1.1 Introduction Continued
Isn’t it better to write plays instead of writing about them? A person may have a great love for an art, and have some insight into its principles and methods, but lack the innate ability required to create an original piece of art. On the other hand, some gifted and excellent playwrights often lack the ability or patience to guide and mentor novices. An accomplished dramatist may often not be the best guide for novice dramatists. He can’t analyze his own performance, and through that discriminate between that in his performance which is of universal validity, and that which may be good for him, but would be bad for any one else.
If he happened to be a great man, he would inevitably, even if unconsciously, seek to expose those he mentors to his individual attitude towards life. If he were a lesser man, he would teach them only his tricks. But dramatists do not tend to take pupils or write handbooks. When they expound their principles of art, it is generally in answer to, or in anticipation of criticism. Their goal is not to help others, but to defend themselves. Beginners are therefore mostly dependent on critics, and not dramatists, to find any systematic guidance.
It is important to understand that if any part of the dramatist’s art can be taught, it is only a comparatively mechanical and formal part: the art of structure. One may learn how to tell a story in good dramatic form, how to develop and direct it in such a way as best seize and retain the interest of a theatrical audience. But no teaching or study can enable a man to choose or invent a good story, and much less to do that which alone lends dignity to dramatic story-telling – to observe and portray human character, which is the aim and end of all serious drama.
Even the greatest genius needs competent craftsmanship to enable his creations to live and breathe upon the stage. The profoundest insight into human nature and destiny can’t be validly expressed through the medium of the theatre without some understanding of the peculiar art of dramatic construction. Some people are born with such an instinct for this art, and master it with little practice.
To tell a story with impact to a theatre audience is an art and is necessarily relative to the audience to whom the story is to be told. One must assume an audience with certain characteristics before one can rationally discuss the best methods of appealing to its intelligence and its sympathies.
Theatrical art owes much to voluntary organizations of playgoers, who have combined to provide themselves with forms of drama which specially interest them, and do not necessarily attract the great public. Molière was popular with the ordinary people of his day, and his plays have endured for over two centuries, and are still doing very well.

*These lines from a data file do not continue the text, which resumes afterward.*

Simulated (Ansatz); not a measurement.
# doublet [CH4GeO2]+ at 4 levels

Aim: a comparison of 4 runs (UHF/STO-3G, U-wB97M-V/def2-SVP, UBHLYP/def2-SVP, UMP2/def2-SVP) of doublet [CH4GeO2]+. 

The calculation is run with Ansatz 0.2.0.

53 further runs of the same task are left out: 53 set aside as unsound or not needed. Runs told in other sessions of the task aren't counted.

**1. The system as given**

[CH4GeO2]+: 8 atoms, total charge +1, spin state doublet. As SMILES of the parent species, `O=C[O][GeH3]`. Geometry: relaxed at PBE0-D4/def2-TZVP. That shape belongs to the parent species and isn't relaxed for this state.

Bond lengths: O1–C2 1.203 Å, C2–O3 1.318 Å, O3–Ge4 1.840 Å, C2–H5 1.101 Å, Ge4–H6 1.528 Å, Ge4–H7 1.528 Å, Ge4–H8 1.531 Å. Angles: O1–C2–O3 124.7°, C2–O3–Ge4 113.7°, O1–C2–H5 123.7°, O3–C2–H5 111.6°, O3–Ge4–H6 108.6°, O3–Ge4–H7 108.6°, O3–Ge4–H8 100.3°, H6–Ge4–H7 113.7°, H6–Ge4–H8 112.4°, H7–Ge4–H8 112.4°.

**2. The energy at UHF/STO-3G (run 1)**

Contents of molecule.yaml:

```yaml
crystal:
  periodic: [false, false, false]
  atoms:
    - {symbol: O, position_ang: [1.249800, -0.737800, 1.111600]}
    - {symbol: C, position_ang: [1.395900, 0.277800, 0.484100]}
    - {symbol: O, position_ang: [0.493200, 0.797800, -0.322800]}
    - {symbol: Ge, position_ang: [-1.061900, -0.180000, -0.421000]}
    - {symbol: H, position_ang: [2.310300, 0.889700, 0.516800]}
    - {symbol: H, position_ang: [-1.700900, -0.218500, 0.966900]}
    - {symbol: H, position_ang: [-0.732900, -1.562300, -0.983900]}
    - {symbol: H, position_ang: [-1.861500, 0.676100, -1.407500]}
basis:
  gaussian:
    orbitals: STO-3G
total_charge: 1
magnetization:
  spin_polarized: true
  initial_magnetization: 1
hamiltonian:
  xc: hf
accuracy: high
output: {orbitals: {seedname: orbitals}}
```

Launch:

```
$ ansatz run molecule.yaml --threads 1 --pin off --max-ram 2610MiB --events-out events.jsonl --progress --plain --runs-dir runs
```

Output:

A playwright should be able to “disburden his soul” within the three hours’ limit, which is imposed simply by the physical endurance and power of sustained attention that can be demanded of human beings assembled in a theatre. There is a large class of playgoers which is capable of appreciating work of a high intellectual order, if only the fundamental conditions of theatrical presentation are not ignored, as doing so will be to the detriment, not only of his popularity and profits, but of the artistic quality of his work. Why should the dramatist concern himself about his audience, if he is a true artist? If he declares his goal to be mere self-expression and he writes to please himself, without thinking to take into account the audience – intellectual or not – he may stultify himself in that very phrase. It is by obeying, not by ignoring, the fundamental conditions of his craft that the dramatist may hope to lead his audience upward to the highest intellectual level which he himself can attain. The painter may paint, the sculptor model, the lyric poet sing, simply to please himself, but drama has no meaning except in relation to an audience. It is a portrayal of life by means of a mechanism devised to bring it home in an immediate way to a considerable number of people assembled in a given place. The public constitutes the theatre. The real difference between the dramatist and other artists, is that they can be their own audience, in a sense in which he can’t.
This guide is aimed at students of play writing who sincerely desire to do sound, artistic work under the conditions and limitations of the actual, living playhouse. This does not mean, of course, that they ought always to be studying “what the public wants”. The dramatist should give the public what he himself wants, but in such form as to make it comprehensible and interesting in a theatre.